PS. You can watch these podcasts on YouTube. You’ll get to watch Jake, Lee, and Will talk and you’ll get to see Lee’s beard that he’s growing so he’ll have a face warmer when he goes to Colorado.

Nancy asks- teaching art and working freelance

Thank you for creating the children's book pro course. I've already learned a lot in the past week. All three of you have taught illustration in higher ed. I'm thinking of pursuing that route after my MFA in illustration. In your experience what helped you to get hired? What were your expectations of teaching initially and how did that change during your teaching career? Is it viable to be a freelancer and teach at the same time with teaching obligations? I appreciate the podcast and all the advice has been amazing!

Will says that having a good portfolio will help you get hired. He knows a lot of people who have their MFA but struggle to get jobs because they don’t have the portfolio to back up their degree. 

When you apply to teach illustration you need to have a versatile skill set. The school that you’ll be working for isn’t looking for one-trick ponies. They want to know that they can plug you in where they need you whether that be in figure drawing or illustration 1 and be confident that you can teach that class.
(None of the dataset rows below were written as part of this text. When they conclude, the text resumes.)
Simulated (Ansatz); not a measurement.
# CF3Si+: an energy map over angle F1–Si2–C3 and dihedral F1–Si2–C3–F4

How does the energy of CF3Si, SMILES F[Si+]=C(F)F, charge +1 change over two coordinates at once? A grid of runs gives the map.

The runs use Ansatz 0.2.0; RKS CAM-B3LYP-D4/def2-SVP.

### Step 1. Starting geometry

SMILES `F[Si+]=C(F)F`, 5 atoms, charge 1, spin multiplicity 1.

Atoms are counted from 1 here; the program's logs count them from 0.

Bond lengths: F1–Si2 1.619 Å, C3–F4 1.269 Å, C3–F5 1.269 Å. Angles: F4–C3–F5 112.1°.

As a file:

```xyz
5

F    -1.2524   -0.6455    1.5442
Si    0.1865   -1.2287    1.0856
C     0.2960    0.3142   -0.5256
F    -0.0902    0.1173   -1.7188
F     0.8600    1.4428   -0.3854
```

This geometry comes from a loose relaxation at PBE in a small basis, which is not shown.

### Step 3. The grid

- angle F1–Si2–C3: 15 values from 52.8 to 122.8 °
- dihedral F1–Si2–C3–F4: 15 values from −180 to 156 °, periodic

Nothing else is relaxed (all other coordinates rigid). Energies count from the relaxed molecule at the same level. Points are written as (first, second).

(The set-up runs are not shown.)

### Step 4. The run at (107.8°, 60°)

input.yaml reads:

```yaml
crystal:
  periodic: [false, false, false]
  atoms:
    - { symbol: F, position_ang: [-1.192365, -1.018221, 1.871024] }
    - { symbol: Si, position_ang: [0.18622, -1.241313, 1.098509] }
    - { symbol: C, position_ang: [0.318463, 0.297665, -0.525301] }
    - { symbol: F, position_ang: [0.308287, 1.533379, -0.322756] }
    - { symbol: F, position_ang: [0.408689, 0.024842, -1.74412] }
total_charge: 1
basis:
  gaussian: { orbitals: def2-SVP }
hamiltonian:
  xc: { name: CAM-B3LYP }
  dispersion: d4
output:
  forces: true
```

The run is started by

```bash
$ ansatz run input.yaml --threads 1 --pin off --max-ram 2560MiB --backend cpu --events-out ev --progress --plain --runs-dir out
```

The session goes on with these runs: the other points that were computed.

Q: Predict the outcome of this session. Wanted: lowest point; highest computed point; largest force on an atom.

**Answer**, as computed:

You have to have a portfolio that demonstrates mastery of lots of skills.

His answer to the other part of the question (can freelance and teaching careers cohabitate) is no, not really. He doesn't know anyone who has a full time teaching career and a freelance business. With the exception of Lee (who apparently did that for 12 years) who is a workaholic and an anomaly. 

In Lee’s experience, people leave freelancing for teaching because of 1) the consistent paycheck and 2) teaching really does demand a lot of your brain space and time.

It’s a good gig if you can get it and if you can control it. Lee basically went to his bosses with an ultimatum. They hired him as a teacher who was also a full time illustrator, and he wouldn’t have time to do both if he was always going to planning meetings. He went to them and told him that if it was more importent to them that he attend meetings then do what he was hired to do and they put it down in writing and signed it he would quit working in the field.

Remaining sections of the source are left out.